What is the life time of a in "auto&& a= f();" where f() returns an object by value?

#include <iostream>
#include <typeinfo>

class A {};

A f() { return A(); }

int main() {
    auto &&a = f();
    std::cout << typeid(f()).name() << std::endl;
    std::cout << typeid(a).name() << std::endl;
    std::cout << typeid(A{}).name() << std::endl;
    return 0;
}

It outputs

1A
1A
1A

Questions are,

  1. what does 1A mean here? (GCC on a linux box)
  2. auto && should be a forwarding reference, and in this case since f() returns an A object by value, a should be deduced to rvalue reference, correct?
  3. If a is indeed rvalue reference, and since a (temporary) rvalue's lifetime could only be extended by a const lvalue ref, a should go out of scope right after this line, is that correct?

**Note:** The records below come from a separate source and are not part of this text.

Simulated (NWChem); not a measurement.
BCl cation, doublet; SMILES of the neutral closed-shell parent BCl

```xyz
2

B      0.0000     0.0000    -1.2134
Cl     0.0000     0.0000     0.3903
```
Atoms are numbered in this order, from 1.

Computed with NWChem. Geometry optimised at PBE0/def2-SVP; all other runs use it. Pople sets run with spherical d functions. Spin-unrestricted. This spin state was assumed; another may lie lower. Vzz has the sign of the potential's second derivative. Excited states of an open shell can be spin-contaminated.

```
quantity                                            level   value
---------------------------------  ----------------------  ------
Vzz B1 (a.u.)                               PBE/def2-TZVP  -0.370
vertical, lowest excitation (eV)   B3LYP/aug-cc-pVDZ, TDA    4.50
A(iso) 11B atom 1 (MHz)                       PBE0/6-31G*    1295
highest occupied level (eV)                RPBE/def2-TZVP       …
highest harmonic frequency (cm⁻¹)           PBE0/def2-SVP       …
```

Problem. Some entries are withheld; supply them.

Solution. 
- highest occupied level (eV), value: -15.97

Edit: Fixed the most vexing problem in the last cout statement, as many pointed out.

Summary of the great answers, for posterity:

  1. 1A is internal representation of type A, by Guillaume Racicot. And F1AvE indicates a Function style cast in typeid(A()) resulting in a prvalue, by Ted Lyngmo.
  2. turns out typeid() is not the tool to check reference, as it gives the referenced end type. Ted Lyngmo gave the right way to do it, and yes it is an r-value reference.
static_assert(std::is_rvalue_reference_v<decltype(a)>); // like this, ...
static_assert(std::is_same_v<decltype(a), A&&>);        // or like this
  1. Richard Critten gave the link that says "The lifetime of a temporary object may be extended by binding to a const lvalue reference or to an rvalue reference (since C++11)...".
Solution

  • what does 1A mean here? (GCC on a linux box)

    It means that the length of the name is 1 followed by the letter. There are many rules on how to mangle a type, but it encodes its namespace, template parameter value and other things.

    auto && should be a forwarding reference, and in this case since f() returns an A object by value, a should be deduced to rvalue reference, correct?

    The typeid operator discards all top level cv and ref qualifiers.

    Also, it see through references and returns the type info for the refered type instead.

    From the typeid operator page:

    If type is a reference type, the result refers to a std::type_info object representing the referenced type.

    But yes, the type deduced is A, so you are declaring A&&. But even if a is an rvalue reference, the expression a is an lvalue.

    If a is indeed rvalue reference, and since a (temporary) rvalue's lifetime could only be extended by a const lvalue ref, a should go out of scope right after this line, is that correct?

    The lifetime end at the end of the scope, per the lifetime extension rules.

    Now for why the typeid is different.

    This is not about rvalue or forwarding references. This is the most vexing parse problem. A() is a function that returns A and has no parameters.

    Use {} for initialization and you'll see the problem disappear:

    #include <iostream>
#include <typeinfo>

class A {};

A f() { return A(); }

int main() {
    auto &&a = f();
    std::cout << typeid(f()).name() << std::endl; // 1A
    std::cout << typeid(a).name() << std::endl;   // 1A
    std::cout << typeid(A{}).name() << std::endl; // 1A
    return 0;
}